It was asserted at the time that the sanctions against Kozak were imposed that the grounds for this had been an SBU investigation which found that Kozak and the company Don Coal, associated with Medvedchuk, had, together with militants from the Russian proxy Donbas ‘republics’ organized the illegal sale of Donbas coal to companies in Russia.  This was merely reported in the media, with no official information about any criminal investigation or details.  

The problem with the reasons is not that this is untrue, but that scrutiny of other Ukrainian oligarchs and politicians might well uncover similar deals. That is almost certainly true of Rinat Akhmetov who also owns Ukrainian media.

Volodymyr Yavorskyy, a human rights lawyer and member of the UHHRU Board, believes the moves against Kozak and the channels to be legitimate though he does, emphasise that the imposition of sanctions, a political instrument, does not cancel out the obligation to carry out a proper criminal investigation and prosecution.
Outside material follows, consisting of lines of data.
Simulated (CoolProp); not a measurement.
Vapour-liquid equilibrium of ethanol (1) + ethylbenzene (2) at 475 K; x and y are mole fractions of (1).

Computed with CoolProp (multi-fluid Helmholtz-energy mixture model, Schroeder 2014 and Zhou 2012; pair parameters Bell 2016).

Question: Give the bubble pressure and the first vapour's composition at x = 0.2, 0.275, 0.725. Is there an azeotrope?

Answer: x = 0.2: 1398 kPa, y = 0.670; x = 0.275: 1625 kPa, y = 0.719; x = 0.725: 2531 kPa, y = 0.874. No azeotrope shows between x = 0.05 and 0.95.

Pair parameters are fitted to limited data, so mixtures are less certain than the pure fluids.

He points out that the UN’s International Convention for the Suppression of the Financing of Terrorism does not, in fact, envisage sanctions against individuals, only against legal entities and other countries.

While pointing to the very different mechanisms provided by sanctions and legal liability, Yavorskyy clearly outlines reasons why there can be a burning need for sanctions to be imposed. As mentioned above, in fighting a very real danger, you do not have the luxury to wait until all evidence has been gathered, and all procedure, through to a court conviction, has been followed. Nor can information gathered and shared by security services necessarily be used as evidence in a trial. Sanctions are a temporary measure which can be applied swiftly.

Yavorskyy believes it to be evident that sanctions have been applied to protect national security and to fight terrorism.  He distinguishes between the sanctions against Kozak and the companies who are, after all, the ones suspected of sponsoring terrorism, and the television channels that are not, formally, the aim of the sanctions.

Yavorskyy stresses that there certainly need to be guarantees that such a method (i.e. the blocking of media via sanctions) is not used in future as a weapon for internal political struggles, but only in cases of real danger for the country.

Here, however, is the point of divergence, since Yavorskyy is not alone in perceiving this danger here and now.  As he puts it, “In the given case I see this danger since some political forces are truly financed by the state with whom we continue to be at war. If they get a majority in parliament, we risk losing all those achievements that we have gained over the last 10 years and returning to 2010”.  This is extremely dangerous, he adds, and stresses that there should now also be maximum mobilization by the enforcement bodies to uncover those channels by which the aggressor state is financing political projects in Ukraine “because, without this, we risk becoming a colony”.